UNITED STATES
SECURITIES AND EXCHANGE COMMISSION
Washington, D.C. 20549
Form
Report of Foreign Private Issuer
Pursuant to Rule 13a-16 or 15d-16
under the Securities Exchange Act of 1934
For the month of:
Commission
file number:
(Translation of registrant’s name into English)
(Address of principal executive offices)
Indicate by check mark whether the registrant files or will file annual reports under cover of Form 20-F or Form 40-F.
Form 20-F ☒ Form 40-F ☐
Indicate by check mark if the registrant is submitting the Form 6-K in paper as permitted by Regulations S-T Rule 101(b)(1):_____
Indicate by check mark if the registrant is submitting the Form 6-K in paper as permitted by Regulations S-T Rule 101(b)(7):_____
Changes in Registrant’s Certifying Accountants.
Marcum, LLP (“Marcum”) notified Siyata Mobile Inc. (the “Company”) that Marcum had resigned as the Company’s independent certified public accounting firm effective as of March 21, 2023. Marcum’s resignation as the Company’s independent registered public accounting firm was accepted by the Audit Committee of the Board of Directors of the Company as of March 21, 2023.
Marcum served as the Company’s independent registered public accounting firm since May 24, 2022. Marcum did not audit the Company’s financial statements for any year and did not perform a review of the Company’s interim financial statements for the nine months ended September 30, 2022 but did review the Company’s interim financial statements for the six months ended June 30, 2022.
During the fiscal years ended December 31, 2022 and 2021 and the period from May 24, 2022 through March 21, 2023:
(i) | there were no disagreements between the Company and Marcum on any matter of accounting principles or practices, financial statement disclosure, or auditing scope or procedures, which disagreements, if not resolved to Marcum’s satisfaction, would have caused Marcum to make reference in connection with its opinion on the Company’s financial statements for the year ended December 31, 2022 to the subject matter of the disagreement; and |
(ii) | there were no “reportable events,” as that term is described in Item 304(a)(1)(v) of Regulation S-K. |
Moreover, Marcum did not issue any report on the Company’s financial statements that contained an adverse opinion or a disclaimer of opinion, or a qualified or modified opinion as to uncertainty, audit scope or accounting principle, or make a determination whether the Company would continue as a going concern.

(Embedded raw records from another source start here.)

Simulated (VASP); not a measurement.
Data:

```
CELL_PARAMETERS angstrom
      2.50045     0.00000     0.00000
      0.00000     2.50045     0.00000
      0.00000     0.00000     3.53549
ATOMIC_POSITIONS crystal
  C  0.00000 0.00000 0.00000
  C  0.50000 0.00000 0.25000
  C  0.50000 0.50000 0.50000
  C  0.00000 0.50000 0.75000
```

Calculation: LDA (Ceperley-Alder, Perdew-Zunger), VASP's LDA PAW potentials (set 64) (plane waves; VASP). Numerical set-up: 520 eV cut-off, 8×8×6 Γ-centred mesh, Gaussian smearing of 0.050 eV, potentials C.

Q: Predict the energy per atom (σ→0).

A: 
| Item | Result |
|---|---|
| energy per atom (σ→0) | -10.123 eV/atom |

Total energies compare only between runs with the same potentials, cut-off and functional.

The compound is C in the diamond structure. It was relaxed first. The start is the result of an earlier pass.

The Company has provided Marcum with a copy of the foregoing disclosures it is making in this Report of Foreign Private Issuer on Form 6-K (“Report”) prior to its filing and requested, in accordance with applicable practices, that Marcum furnish a letter addressed to the Securities and Exchange Commission stating whether it agrees or does not agree with the statements made herein. Attached as Exhibit 16.1 is a copy of Marcum’s letter, dated March 27, 2023, stating that Marcum agrees with such statements.
On March 21, 2023, the Company engaged Barzily & Co. (“Barzily”) as its new independent registered public accountant for the fiscal year ending December 31, 2022. This decision was approved by the Audit Committee of the Board in accordance with the authority of the Audit Committee as specified in its Charter. Barzily has applied to register with the Canadian Public Accountability Board, which like the Public Company Accounting Oversight Board in the United States, oversees public accounting firms that audit Canadian reporting issuers.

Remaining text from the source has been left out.